NTFS is pointlessly slow, so bypassing the VFS provides a decent speedup in exchange for the ridiculous fragility.

Linux doesn’t have the same issue, and I’d be quite concerned if an application like this needed root access to function.


I think you underestimate how much of a speedup we're talking about: it can pull in the entire filesystem in a couple seconds on a multi TB volume with Bs of files. I have yet to see anything in the linux world (including the OP) that comes anywhere near this performance level via tree walking.


I want to take this opportunity to recommend the talk "NTFS isn't that bad" (https://www.youtube.com/watch?v=qbKGw8MQ0i8). NTFS prefers a different access pattern than most usual file systems. I remember that a part of the talk was about speed-ups on Linux as well. So even if it doesn't sway your opinion it should enhance your perspective on how file systems work.


The issue usually isn't NTFS, but the other layers in the I/O stack.

NTFS-the-on-disk-structure by itself can easily provide setup comparable to XFS realtime extensions.


If you do like WinDirStat, there's a good Linux equivalent called QDirStat: https://github.com/shundhammer/qdirstat


There is a fork of Windirstat that also reads the NTFS MFT as well https://github.com/ariccio/altWinDirStat


> it works by directly reading the NTFS tables rather than spidering through the directories

Maybe I'm just ignorant of linux filesystems, but this seems like the obvious thing to do. Do ext and friends not have a file table like this?


> I don't know why one ordering is better than the other, but the difference is pretty drastic.

I have the suspicion that some file systems store stat info next to the getdents entries.

Thus cache locality would kick in if you stat a file after receiving it via getdents (and counterintuitively, smaller getdents buffers make it faster then). Also in such cases it would be important to not sort combined getdents outputs before starting (which would destroy the locality again).

I found such a situation with CephFS but don't know what the layout is for common local file systems.


It's also interesting that the perf report for running dut on my homedir shows that it spends virtually all of the time looking for, not finding, and inserting entries in dentry cache slabs, where the entries are never found again, only inserted :-/ Great cache management by the kernel there.

ETA: Apparently the value in /proc/sys/vm/vfs_cache_pressure makes a huge difference. With the default of 100, my dentry and inode caches never grow large enough to contain the ~15M entries in my homedir. Dentry slabs get reclaimed to stay < 1% of system RAM, while the xfs_inode slab cache grows to the correct size. The threads in dut are pointless in this case because the access to the xfs inodes serializes.

If I set this kernel param to 15, then the caches grow to accommodate the tens of millions of inodes in my homedir. Ultimately the slab caches occupy 20GB of RAM! When the caches are working the threading in dut is moderately effective, job finishes in 5s with 200% CPU time.

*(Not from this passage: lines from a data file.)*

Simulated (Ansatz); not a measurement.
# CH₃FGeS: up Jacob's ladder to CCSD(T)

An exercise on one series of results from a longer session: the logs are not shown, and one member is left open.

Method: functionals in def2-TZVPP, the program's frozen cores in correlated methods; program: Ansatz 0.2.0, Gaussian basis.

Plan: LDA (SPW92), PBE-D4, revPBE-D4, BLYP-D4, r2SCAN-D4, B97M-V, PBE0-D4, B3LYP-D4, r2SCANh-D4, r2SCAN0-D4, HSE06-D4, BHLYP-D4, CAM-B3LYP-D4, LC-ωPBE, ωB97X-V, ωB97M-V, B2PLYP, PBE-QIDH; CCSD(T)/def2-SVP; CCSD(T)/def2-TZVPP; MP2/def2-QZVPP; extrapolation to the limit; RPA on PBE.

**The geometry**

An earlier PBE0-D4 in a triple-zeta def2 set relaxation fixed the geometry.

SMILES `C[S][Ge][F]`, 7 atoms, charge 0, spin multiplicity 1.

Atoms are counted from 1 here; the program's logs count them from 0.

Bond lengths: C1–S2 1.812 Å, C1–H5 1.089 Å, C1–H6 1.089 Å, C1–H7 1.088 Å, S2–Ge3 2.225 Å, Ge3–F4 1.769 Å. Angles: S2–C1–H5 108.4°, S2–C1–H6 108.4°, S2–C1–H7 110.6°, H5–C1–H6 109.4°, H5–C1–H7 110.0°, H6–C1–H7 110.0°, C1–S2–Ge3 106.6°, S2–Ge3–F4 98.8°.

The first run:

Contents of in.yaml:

Are you referring to the kmem_cache_alloc calls in the profile? If so, that's all in kernel space and there's nothing I can do about it.

https://share.firefox.dev/3XT9L7P


No, see how your profiles have `lookup_fast` at the leaves? Mine has `__lookup_slow` and it is slow indeed.


I just saw your edit. You have WAY more stuff under your home directory than I do. I only have ~2.5M inodes on both my laptop drives combined. The difference in the buff/cache output of `free` before and after running `dut` is only 1 GB for me.

Also, TIL about that kernel parameter, thanks!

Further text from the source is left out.